But Wait is not a chef or a restaurateur. He is, rather, an
extremely knowledgeable individual who is bringing to the
increasingly competitive restaurant business his grasp of the
property world, knowledge which can easily tip the balance
between success and failure.
As we slid on to the benches at wagamama, one of the successful
chain of noodle restaurants recently opened on the new Festival
Riverside by Hungerford Bridge (to which I should say that I am
a consultant), Wait explained that while there were several
agencies which specialise in trading restaurant properties and
that he had one or two individual competitors, no-one performs
quite the same role as he has done for wagamama.
I asked him to describe exactly what he does for wagamama
particularly but also in the past for Harvey Nichols
restaurants, Planet Organic and Party Ingredients. “My generic
role has been growing young restaurant businesses, in more
prosaic terms designing and implementing a property acquisition
strategy mainly for wagamama although I have worked for a number
of other restaurant groups too. But where I am different from
other agents, I believe, is that I am involved from the very
beginning, from the finding of what we hope will be the right
location to the opening. Along the way, a process that on
average takes a couple of years but can easily take three or
four if we are to be part of a new development I oversee all the
practical and legal negotiations with the landlords and all the
statutory bodies, I make sure that all the leases and agreements
are signed and then, most importantly, I ensure that we open on
time. It’s very exciting but it can be equally frustrating.”
Wait, an apparently youthful 53 thanks to his passions for
skiing and surfing, initially spent 25 years as a chartered
surveyor, a period which has imbued him with a particular
perspective on how restaurants fit into the British property
sector. “There is no question that restaurants are at the top
end of the difficult scale because today they have to be
sophisticated animals that incorporate air-conditioning,
ventilation, drainage and disabled access. And most of the UK’s
property stock has not been built to accommodate them easily.
It’s either historic or built specifically for retail which
means simply four walls. And when it is a new build most
developers under-specify, sadly.”
To outline this point, Wait looked around the crowded
restaurant. “Our minimum requirement is for a site that can fit
110 seats which requires a capital investment of £1.5 million.
But although 40 per cent of the space is the kitchens and back
of house that part takes up probably 60 per cent of the capital
cost. And these monsters have to be built to last – our busiest
site, for example, serves over 10,000 customers a week and we
want to trade every day of the week from midday to 11pm.”
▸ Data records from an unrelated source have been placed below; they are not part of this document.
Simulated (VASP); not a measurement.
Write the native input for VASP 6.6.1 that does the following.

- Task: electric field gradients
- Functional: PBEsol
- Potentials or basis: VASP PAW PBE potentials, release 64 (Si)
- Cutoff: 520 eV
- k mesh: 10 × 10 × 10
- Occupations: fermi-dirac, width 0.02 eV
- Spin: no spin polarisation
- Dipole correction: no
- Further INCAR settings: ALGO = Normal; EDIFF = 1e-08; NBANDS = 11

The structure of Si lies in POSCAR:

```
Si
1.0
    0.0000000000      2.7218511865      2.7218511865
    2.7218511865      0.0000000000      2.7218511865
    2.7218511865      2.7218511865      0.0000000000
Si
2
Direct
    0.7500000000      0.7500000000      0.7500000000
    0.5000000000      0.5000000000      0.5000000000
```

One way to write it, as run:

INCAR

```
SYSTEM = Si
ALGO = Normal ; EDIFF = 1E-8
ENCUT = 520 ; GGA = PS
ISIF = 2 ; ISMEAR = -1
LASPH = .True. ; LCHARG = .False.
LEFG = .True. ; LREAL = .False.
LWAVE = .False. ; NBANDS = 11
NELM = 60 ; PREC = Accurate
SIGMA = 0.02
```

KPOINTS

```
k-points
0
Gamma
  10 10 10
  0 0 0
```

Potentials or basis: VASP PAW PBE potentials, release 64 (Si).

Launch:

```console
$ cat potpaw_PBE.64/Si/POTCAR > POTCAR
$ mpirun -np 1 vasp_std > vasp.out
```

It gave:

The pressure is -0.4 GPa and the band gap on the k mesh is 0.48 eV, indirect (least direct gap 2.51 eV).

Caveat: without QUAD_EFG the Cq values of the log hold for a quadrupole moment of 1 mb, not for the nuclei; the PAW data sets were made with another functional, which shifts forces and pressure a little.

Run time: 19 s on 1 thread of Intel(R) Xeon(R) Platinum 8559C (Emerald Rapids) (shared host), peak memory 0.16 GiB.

And to achieve this optimum level of business they have to open
in the right location. “What we are always looking for, whether
in a town or in a London village, is a micro-location where our
potential customers live, work, shop and will want to go out and
eat seven days a week, lunch and dinner. In age terms wagamama’s
customers form a broad church but they are definitely those who
appreciate that a bowl of noodles is a healthy alternative to a
sandwich. And we don’t want to be in an area that is too heavily
skewed towards night time drinking. This site here hit all the
right buttons even though there is no shopping along the South
Bank because instead it is an area where people spend a lot of
leisure time.
“But I have walked away from a lot of potentially good sites,”
Wait added, “because the rents were just too high. The telling
question is can the restaurant sustain the rent through the
troughs? It is sad to see sites which I turned down offered back
to me because the restaurateur who took it on eventually
discovered that they could not make it.”
If finding the right site at the right price is the skill which
underpins the business plan of so many successful restaurant
groups, Wait also believes that for the growing number of
restaurant groups their property portfolio is their second most
important asset after the balance sheet. “Obviously, the lease
is any restaurant’s longest term commitment. You can do a deal
with a company to supply you with beer or water for a year but a
property lease is for 20 or 25 years. But if you need extra
financing it is the property portfolio that the bankers will
want to look at first and if they discover that there is
anything untoward in there they’ll skin you. Your deals on the
property portfolio are the key to any restaurant group’s long
term financial health.
“And I think that the key to achieving this is just being
accurate.” Wait added. “There are a huge number of details in
any restaurant lease and very often a lot just get swept under
the carpet so that the lease can get signed quickly. That’s not
my style. I know of one successful restaurant company that was
almost forced into bankruptcy because it signed a lease on the
assumption that it could build new drains for the kitchen but
then discovered that it could not and another that had signed
their lease and then applied for their electricity supply only
to be told that there was no spare capacity on the grid. And as
the number of restaurants increase they are putting an
increasingly big strain on London’s rather old infrastructure. I
simply won’t accept any landlord’s assurance that I will be able
to secure the gas, water or electricity that I know one of my
restaurants will need without their written assurance that this
is the case. Even simple upgrades can take months and cost
thousands of pounds.”
Instead, a small bill for £25 appeared for lunch and then two 53
year olds tried to extricate themselves from wagamama’s benches
as gracefully as possible. Wait promptly donned his motorcycle
gear and headed off to look at yet another possible site.